I didn't check out the build on your truck, sounds like you know more about the ram-assist setup than I do, and you're far enough into mods to know whether you need it or not. I agree with the sector shaft being moot with ram assist. As far as Tools taking work via UPS, I don't know, but he's doing a lot of work for locals lately, definitely worth asking him if he'd do that. I don't know if he'd have a concern with providing customer service long-distance after the work is done.

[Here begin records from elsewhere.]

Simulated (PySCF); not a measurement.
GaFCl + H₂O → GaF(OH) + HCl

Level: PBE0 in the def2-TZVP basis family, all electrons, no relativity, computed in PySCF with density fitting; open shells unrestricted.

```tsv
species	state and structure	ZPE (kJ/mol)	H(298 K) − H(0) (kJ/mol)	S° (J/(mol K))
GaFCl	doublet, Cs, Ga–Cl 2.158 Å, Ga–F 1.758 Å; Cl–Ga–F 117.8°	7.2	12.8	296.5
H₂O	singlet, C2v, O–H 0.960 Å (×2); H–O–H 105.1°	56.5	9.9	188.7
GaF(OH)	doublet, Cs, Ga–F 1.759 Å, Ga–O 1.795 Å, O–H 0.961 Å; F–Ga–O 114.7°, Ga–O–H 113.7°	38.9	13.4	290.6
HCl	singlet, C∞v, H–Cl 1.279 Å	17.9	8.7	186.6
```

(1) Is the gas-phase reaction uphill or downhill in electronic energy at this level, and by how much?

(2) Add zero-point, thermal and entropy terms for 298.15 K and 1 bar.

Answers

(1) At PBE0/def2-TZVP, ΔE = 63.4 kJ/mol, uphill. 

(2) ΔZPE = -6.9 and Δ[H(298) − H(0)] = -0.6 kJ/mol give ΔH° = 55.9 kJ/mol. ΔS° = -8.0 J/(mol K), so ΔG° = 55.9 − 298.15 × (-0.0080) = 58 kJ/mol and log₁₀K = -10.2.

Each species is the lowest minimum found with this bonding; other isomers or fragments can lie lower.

I figured it would be asking a lot but can't hurt. I have a hard time trusting people to work on my rig so I would much rather use someone I know is good.
 
Funny you mention that, after the box rebuild I have been sensitive to the steering wheel position. I set it straight, and then a few days later (and at least one wheeling trip, since that's the only thing it gets driven for) I noticed it was off a bit. I checked the tie rods, figuring I had bent something (again, btdt) but everything was straight. Next outing, back on pavement and the position is changed slightly. It seems to move around randomly whenever I drive (wheel) it. All my front control arm and panhard bushings are new and I recently fixed the crack in the frame where the panhard attaches. I checked for other cracks and had Tools look it over as well, thinking the axle must be shifting around a little. The only thing we can come up with is that the rear suspension bushings are trashed, and maybe the rear axle is shifting around and getting out of alignment, which has to be corrected by steering the front axle. I don't have a solid answer yet, haven't ordered new bushings for the rear, but that's my next step.
 
The only other thing I wondered about was the steering arm moving on the knuckle. My lower knuckle nuts are all tight, not positive that the plate can't move a tiny bit but that's possible. 30 degrees is a lot for that scenario, mine is only moving maybe 10.
 
Very interesting, I have noticed a slight variation in the past as well (I am very OCD ;)) but nothing like that one occurrence. I hadn't considered the rear bushings but coincidentally, or not, mine are all old as well with all new fronts.